Given by James Covington on December 23rd, 2007
Someone asked: So what is it with Unitarians and Christmas? We say we don’t believe that Christ was born as Savior, of the virgin Mary. Then why are we here singing these old familiar carols and lighting candles? We do it every year. There are atheists, agnostics, Jews and Buddhists in our midst. Aren’t we being hypocrites singing Christmas carols and making a big deal of Christmas?
No I don’t think so. That’s because, in my opinion, we focus not on the details of virgin birth, a literal manger, or angels in the sky. We reference the far-fetched aspects of Christmas story not as literally true, but as metaphors, poetry, conveyors of truth and meaning which go far beyond the literal story. In fact, we may actually do Christmas right.

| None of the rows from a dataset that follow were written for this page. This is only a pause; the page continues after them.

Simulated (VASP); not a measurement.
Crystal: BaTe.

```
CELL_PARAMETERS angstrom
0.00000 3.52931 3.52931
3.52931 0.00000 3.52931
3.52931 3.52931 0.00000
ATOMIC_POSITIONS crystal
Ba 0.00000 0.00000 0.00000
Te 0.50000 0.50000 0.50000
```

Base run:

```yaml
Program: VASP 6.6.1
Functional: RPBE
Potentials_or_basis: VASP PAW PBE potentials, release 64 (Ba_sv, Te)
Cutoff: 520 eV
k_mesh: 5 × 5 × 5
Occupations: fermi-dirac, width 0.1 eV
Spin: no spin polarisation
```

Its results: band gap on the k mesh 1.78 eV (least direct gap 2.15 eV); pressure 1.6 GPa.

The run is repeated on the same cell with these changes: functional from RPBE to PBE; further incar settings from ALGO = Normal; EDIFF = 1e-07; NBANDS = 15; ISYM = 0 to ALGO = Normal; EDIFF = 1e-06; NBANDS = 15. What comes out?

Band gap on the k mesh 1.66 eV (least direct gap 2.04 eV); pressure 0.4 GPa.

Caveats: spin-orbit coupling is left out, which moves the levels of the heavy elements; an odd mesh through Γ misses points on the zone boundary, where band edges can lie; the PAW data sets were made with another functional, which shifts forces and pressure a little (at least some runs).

One of my seminary Bible professors actually said that we don’t know enough about Jesus to write a decent obituary, much less an accurate birth story. According to the Jesus Seminar, a symposium of historians and Biblical scholars that met in 1985, Jesus was not born of a virgin, not born of David’s lineage, not born in Bethlehem, no stable, no shepherds, no star, no Magi, no massacre of the infants, and no flight into Egypt. The birth narratives are pure fiction - the stuff of myth and legend - written to impress upon the readers his cosmic importance as Savior, Son of God, Messiah.
And so what? Despite the fictitious nature of the story, it has captivated people down through the ages. Why? And what does it mean for Unitarian Universalists?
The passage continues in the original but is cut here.